Jane Goodall and simian friend in a scene from Jane

MM: When you’re picking what footage to use, what specific things are you looking for?

BM: This film is very different, because part of what we were looking for was the lens choice that Hugo would use.

MM: How many different lenses were there?

BM: Hugo would have like six different lenses with him and he’d have three on at a time. But before Hugo enters the film, we didn’t want there to be any shots that were shot with a wide angle, where you could feel that the cameraperson was close to the subject. We wanted to be more formal at that part and then we wanted to break it down. The other thing was, I knew that at some point we were going to break down the fourth wall. So as we’re looking through the footage, I’m trying to identify those moments where Jane’s falling in love on camera, or Hugo and Jane are falling in love with each other, which are my favorite parts of the film.

MM: For film students that want to go into documentary, how do you recommend initially approaching these massive archives? What does Day 1, Hour 1 look like?

BM: I’ve used the same approach for 18 years, and it’s to collect every piece of media, both aural and visual, photographic, newspaper, everything you can get your hands on, put it in chronological order, and start sifting through it. And then, inherently, themes emerge. Narratives emerge before your eyes. You know, part of making these films is about figuring out how to play into your strengths—Okay, I have this footage here and I got this footage here… How can we create a through-line that connects them? Because if I don’t have a solid through-line, I’m not using this. I don’t believe in the whole Wikipedia fucking cliff notes to history. You have a story, and I don’t care how good the fucking footage is, if it doesn’t relate to that story, it’s not going in the movie. You have to be very disciplined that way.

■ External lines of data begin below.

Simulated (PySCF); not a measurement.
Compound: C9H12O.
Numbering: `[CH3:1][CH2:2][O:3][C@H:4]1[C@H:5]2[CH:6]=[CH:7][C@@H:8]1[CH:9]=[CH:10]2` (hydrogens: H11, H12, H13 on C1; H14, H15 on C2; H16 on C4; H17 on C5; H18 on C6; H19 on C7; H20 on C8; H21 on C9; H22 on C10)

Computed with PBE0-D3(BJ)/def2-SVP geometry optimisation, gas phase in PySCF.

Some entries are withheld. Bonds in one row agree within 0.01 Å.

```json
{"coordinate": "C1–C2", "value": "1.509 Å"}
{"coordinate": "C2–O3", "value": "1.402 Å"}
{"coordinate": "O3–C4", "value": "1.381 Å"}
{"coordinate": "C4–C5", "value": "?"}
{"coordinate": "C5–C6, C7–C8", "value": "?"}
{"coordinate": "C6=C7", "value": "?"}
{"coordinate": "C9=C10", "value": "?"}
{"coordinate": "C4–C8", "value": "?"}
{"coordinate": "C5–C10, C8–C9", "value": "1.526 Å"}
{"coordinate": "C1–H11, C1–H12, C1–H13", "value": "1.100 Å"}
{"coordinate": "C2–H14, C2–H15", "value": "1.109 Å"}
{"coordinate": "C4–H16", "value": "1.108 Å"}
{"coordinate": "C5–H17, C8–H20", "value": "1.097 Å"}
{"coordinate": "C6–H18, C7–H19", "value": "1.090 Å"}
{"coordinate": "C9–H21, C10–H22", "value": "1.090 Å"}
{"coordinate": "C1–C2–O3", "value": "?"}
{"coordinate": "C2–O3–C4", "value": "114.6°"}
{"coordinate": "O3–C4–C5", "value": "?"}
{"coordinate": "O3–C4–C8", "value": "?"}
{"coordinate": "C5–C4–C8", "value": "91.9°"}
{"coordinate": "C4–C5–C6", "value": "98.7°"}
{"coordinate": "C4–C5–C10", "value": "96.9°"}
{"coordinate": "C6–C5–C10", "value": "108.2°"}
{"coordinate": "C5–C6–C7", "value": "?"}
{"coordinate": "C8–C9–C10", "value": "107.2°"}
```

Goodall watches as Hugo van Lawick operates a film camera in Gombe, Tanzania. Courtesy of the Jane Goodall Institute

MM: How did all of that footage from the 1960s look so good?  

BM: Part of that is the way it was preserved. But we did 200-plus hours at a color correcting company. I said to Jane yesterday before the premiere, “I can’t wait to talk to you afterward, because I’m pretty confident that what we have today looks better than it did in ’65.” Because, obviously we’re creating windows within the frame at the color correct. So we’re controlling where your eyes are looking. Eighty percent of when you go, “Wow, that looks great,” is literally us guiding your eye, through very subtle shading, to the point of reference we want you to look at. You’re not supposed to be conscious of it. But if you came to the color correct with me and I put the windows up, you’d be like, “Holy shit dude.”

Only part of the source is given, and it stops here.